The splitters given above do not attempt to split the matrix intelligently. There is no reason that we could not write a splitter that would attempt to divide the matrix "optimally" for some pair of specializers.

Technical documentation

The code contains a lot of comments. Here I'll just write about what specializers and splitters do, and how to write them. Naturally, the code itself is the best guide.

One "gotcha": If you write a new splitter or specializer, you must add it to the function evalspec; just follow the obvious model there.

Matrices

Matrices are represented as Python dictionaries. Initially - that is, when first read in from the '.mm' file - they have these entries:

name - the name of the matrix
data - the non-zero entries of the matrix, as a list of triples , in row-major order.
n - again, we only have square matrices
nz - the non-zero count

When splitters are called, as explained below, they return new matrices; those matrices have the same n, but different names and (usually) different data and nz counts.

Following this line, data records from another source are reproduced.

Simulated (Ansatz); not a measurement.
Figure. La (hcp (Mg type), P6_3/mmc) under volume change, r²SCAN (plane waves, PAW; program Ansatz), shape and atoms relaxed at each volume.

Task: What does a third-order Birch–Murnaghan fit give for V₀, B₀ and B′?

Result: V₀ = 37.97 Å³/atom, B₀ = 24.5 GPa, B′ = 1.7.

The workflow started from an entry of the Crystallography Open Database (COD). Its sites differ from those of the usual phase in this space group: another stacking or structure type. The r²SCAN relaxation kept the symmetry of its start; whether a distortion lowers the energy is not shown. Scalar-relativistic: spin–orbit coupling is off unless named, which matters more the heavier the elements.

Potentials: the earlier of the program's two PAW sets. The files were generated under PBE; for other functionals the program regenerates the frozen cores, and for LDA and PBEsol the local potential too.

After specializers are called, they add one or more (but usually all) of the following:

decls - global variable definitions - i.e. declarations with initializations - such as the "mvalues" array. Since a specializer can be used more than once in compiling a matrix, there can be several of these declarations, with slightly different names. These declarations are in the form of abstract syntax. (See explanation of specializers below.)
externs - global variable declarations to be added as externs in every code file. These are in the form of a list of strings.
locals - variable declarations to be included in every function. Local variables should not be declared in generated code, but should only be initialized; when writing these declarations into functions, repeated declarations are ignored, so only one declaration of each local is emitted. These are in the form of a list of strings.
code - The actual code for this matrix, in the form of abstract syntax.
info - a list of lists, each containing simple data (strings, ints, floats), which provide information about the array. These are emitted into file info.csv.
stencils - stencils of this matrix. This is not used by the top level (i.e. has no effect on the generated files), but is used internally; see the next section.
rowsbynz - similarly.

Splitters

A splitter takes a matrix, and possibly some additional arguments, and returns a pair of matrices which together represent a partition of the original matrix (i.e. each element in the original matrix occurs in exactly one of the returned matrices). The two matrices have different names, and usually different non-zero counts (although it is legal for a partition to return a pair with the original matrix and an empty matrix), but the same n.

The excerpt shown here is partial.